A five-year, $10 million endowment to support the Hancock Promise, Hancock College's tuition-free guarantee for first-year students, was unveiled Dec. 13 by college officials, who hope it will secure a sustainable future for the program set to begin next summer.
"One of the things we talk about a lot around this campus is changing the odds for our students," Hancock Superintendent/President Kevin Walthers said. "I can't imagine anything we've done that is more of an odds changer for the [Santa Maria] community — to actually be able to promise students that they can go to college for free."

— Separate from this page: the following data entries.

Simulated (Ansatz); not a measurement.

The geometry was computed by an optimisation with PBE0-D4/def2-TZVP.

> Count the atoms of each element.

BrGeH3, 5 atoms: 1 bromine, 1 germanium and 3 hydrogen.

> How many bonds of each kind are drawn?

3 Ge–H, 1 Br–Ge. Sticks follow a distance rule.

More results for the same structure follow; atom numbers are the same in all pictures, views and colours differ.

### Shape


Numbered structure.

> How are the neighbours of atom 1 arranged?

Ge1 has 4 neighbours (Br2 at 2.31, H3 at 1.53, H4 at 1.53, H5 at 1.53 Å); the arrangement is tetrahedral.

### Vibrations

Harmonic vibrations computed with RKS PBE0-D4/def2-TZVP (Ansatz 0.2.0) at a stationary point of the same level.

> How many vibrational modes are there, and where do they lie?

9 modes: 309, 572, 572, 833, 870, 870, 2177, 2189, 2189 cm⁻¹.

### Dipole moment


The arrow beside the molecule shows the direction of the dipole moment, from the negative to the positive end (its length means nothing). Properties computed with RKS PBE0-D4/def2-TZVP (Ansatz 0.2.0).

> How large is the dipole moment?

More than $2 million has been pledged or gifted to the endowment since August, a feat Guy Walker, newly appointed chair of the endowment campaign, touted as impressive.
"The [Hancock] community really puts the [word] community in Community College," he said. "This is a five-year campaign, but I'm confident it will not take five years. We're off to a rousing start."
The Dec. 13 press conference included a presentation of gifts from three Santa Barbara County organizations: The Rotary Club of Santa Ynez Valley, Santa Maria Kiwanis 4 Kids Foundation and the Santa Barbara Foundation.
Speaking on behalf of the Rotary, Greg Pensa who serves on the college's board of trustees, presented a $4,800 check to the Promise endowment.
"The motto for Rotary is 'service above self,'" Pensa said. "We can accomplish much more as a group than we can individually [and know] that the college Promise will impact the community, one student at a time."
Maynard Silva, president of Noontime Kiwanis and former Hancock student, said the group opted to contribute to the endowment to impact the success of future generations.
"The goal of the Kiwanis Club is to ensure the success of children in the Santa Maria Valley," Silva said, touching on the educational and leadership opportunities his group offers. "We know that the Hancock Promise program will help thousands of students every year receive a college education, [and] we're proud to support the program and success of future generations."
Ron Gallo, chief executive officer for the Santa Barbara Foundation, presented a one-year grant of $250,000 to the college endowment. Gallo, a first-generation college student, said he understands the importance of engaging students who may not have grown up with higher education in mind.
"This college is stepping up to the plate and doing something about it," he said. "This program is not just a transfer of money; it gets attitudes established in young people so that they can dream, succeed, come to college and graduate."
As some of the endowment's major donors and corporate partners were highlighted, Walthers acknowledged Doris Lahr, the program's inaugural donor.
"My parents and grandparents worked hard and saved for my education," she said. While she does not like entitlements, Lahr hopes the program will give students the opportunity to pursue a college education even if they lack the means to pay for one.
"[A lot of] these mothers and fathers do not speak English, and they cannot possibly encourage their children the way that I was encouraged at that age," she said.